Growing Up Absurd: Problems of Youth in the Organized Society by Goodman Paul
Author:Goodman, Paul [Goodman, Paul]
Language: eng
Format: epub, azw3, mobi
Publisher: Random House Inc Clients
Published: 2011-12-13T05:00:00+00:00
7.
Balked, not taken seriously, deprived of great objects and available opportunities, and in an atmosphere that does not encourage service—it is hard to have faith, to feel justified, to have a calling, or win honor. But what then fills the places of these? for every experience that a human being has is a whole way-of-being-in-the-world.

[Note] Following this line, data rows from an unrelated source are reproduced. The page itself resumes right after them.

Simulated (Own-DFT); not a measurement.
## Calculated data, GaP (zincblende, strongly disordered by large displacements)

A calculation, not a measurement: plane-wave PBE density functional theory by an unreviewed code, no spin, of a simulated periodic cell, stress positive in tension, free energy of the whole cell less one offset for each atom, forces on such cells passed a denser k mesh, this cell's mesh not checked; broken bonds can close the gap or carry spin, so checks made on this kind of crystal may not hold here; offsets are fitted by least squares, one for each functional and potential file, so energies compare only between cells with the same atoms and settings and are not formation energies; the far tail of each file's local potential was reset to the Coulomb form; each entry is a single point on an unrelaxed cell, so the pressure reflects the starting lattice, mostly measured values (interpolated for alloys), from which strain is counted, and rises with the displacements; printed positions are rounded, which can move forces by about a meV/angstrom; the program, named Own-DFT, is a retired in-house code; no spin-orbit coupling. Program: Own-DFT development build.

First, necessity gives justification. Having something that you must do, solves the problem of having something to do. Necessary behavior may or may not be honorable. To wrest subsistence is necessary and honorable. If a young man falls in love, a temporary psychosis, his entire day is under the iron rule of necessity, foolishly and honorably; he has something to do, if only to watch under a window. When the class struggle against exploitation was lively, it was something necessary and honorable to engage in. Indeed, it is a major defect of our present organized system and the economy of abundance that, without providing great goals, it has taken away some of the important real necessities, leaving people with nothing to do.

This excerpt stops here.